As with previous Bond premieres and blockbusters of the time, the crowds began to gather outside the Odeon early in preparation for the big event hoping to get a glimpse of the stars that would be attending. What made the premiere of You Only Live Twice all that more special was the appearance of Her Majesty Queen Elizabeth II and her husband Prince Phillip. The event would be their first James Bond premiere and paved the way to future attendances.

Amongst the many cast and crew members, Sean Connery and wife Diana Cilento were the star attraction, especially as it was Connery's first British 007 premiere since From Russia With Love. Connery looked very un-Bond-like as he sported a bushy moustache and did not don his usual toupee.

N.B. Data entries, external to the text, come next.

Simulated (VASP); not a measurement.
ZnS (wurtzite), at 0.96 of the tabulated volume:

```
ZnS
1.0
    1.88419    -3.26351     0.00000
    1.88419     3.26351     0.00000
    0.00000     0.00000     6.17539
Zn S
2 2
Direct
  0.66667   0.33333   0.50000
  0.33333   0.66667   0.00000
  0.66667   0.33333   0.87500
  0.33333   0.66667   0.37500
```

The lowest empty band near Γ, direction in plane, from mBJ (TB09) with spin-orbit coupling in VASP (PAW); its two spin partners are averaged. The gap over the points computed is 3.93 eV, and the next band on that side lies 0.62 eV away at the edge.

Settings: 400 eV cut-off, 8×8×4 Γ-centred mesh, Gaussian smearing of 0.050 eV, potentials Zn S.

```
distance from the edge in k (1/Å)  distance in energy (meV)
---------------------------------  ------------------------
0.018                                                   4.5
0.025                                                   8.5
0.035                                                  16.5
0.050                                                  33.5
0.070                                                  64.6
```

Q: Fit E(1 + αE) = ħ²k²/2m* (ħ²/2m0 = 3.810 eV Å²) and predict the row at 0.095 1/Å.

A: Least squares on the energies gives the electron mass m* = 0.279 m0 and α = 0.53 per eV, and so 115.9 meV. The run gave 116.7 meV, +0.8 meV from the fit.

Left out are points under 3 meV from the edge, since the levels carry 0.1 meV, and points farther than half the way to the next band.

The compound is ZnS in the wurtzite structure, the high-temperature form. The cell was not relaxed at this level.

Along with the usual press entourage were household names such as Jerry Lewis, Phil Silvers and Dick Van Dyke, as well as members of the production crew such as screenwriter Roald Dahl and producers Albert Broccoli and Harry Saltzman.

Guy Hamilton, who had previously directed "Goldfinger", was also in attendance.

 
Above: Her Majesty Queen Elizabeth II is introduced to (left to right) Dick Van Dyke, Diane Cilento and Sean Connery at the premiere.

You Only Live Twice broke the opening day record at the Odeon Leicester Square in London, and instantly became the number one film in the USA when it opened the following day. It took a total of over $600,000 in Balitmore, Boston, Chicago, Los Angeles, New York and Philadelphia over its first weekend, and scooped almost $7m across 161 venues nationwide in its first three weeks.

Although slightly down on the box-office phenomenon of Thunderball, You Only Live Twice was still a highly successful film taking $43.1m in the USA, and a global box office haul of over $111m. With a production cost of less than $10m, the profit margins were staggering compared to other films of its time. The competition for 'Twice' comprised of renowned classics such as "Cool Hand Luke", "The Graduate" and "The Dirty Dozen" - the latter being the only film that out-grossed 'Twice' during 1967.

What The Critics Said...

Sean Connery plays 007 with his usual finesse. Rest of cast in the $9.5 million film is strictly secondary, although Akiko Wakabayashi and Tetsuro Tamba register well as Bond's Japanese cohorts. Donald Pleasence makes a suitably menacing German heavy who appears in film's final scenes.
-- Variety


Above: Two women stoop to get a better perspective of Bond in the You Only Live Twice banner at the Astor Theatre. (UPI)

 

Really no better and no worse than its predecessors, the fifth James Bond is rather less enjoyable mainly because the formula has become so completely mechanical (and Bond himself so predictably indestructible) without any compensation in other directions.
-- BFI

The outer-space sequences would be more appropriate in a grade school educational short entitled Our Amazing Universe, and the volcanic climax is a series of clumsy process shots that no one took the trouble to fix. Even Connery seems uncomfortable and fatigued, as if he meant it when he said that this would be his last Bond film. It may just be an off year for 007
-- Time

Although there's a lot more science-fiction than there is first-vintage James Bond in You Only Live Twice, the fifth in a series of veritable Bond films with Sean Connery, there's enough of the bright and bland bravado of the popular British super-sleuth mixed into this melee of rocket-launching to make it a bag of good Bond fun.
-- New York Times

A great deal of money was spent on the fifth Bond epic in an attempt to duplicate this mystique, but in You Only Live Twice the formula fails to work its magic.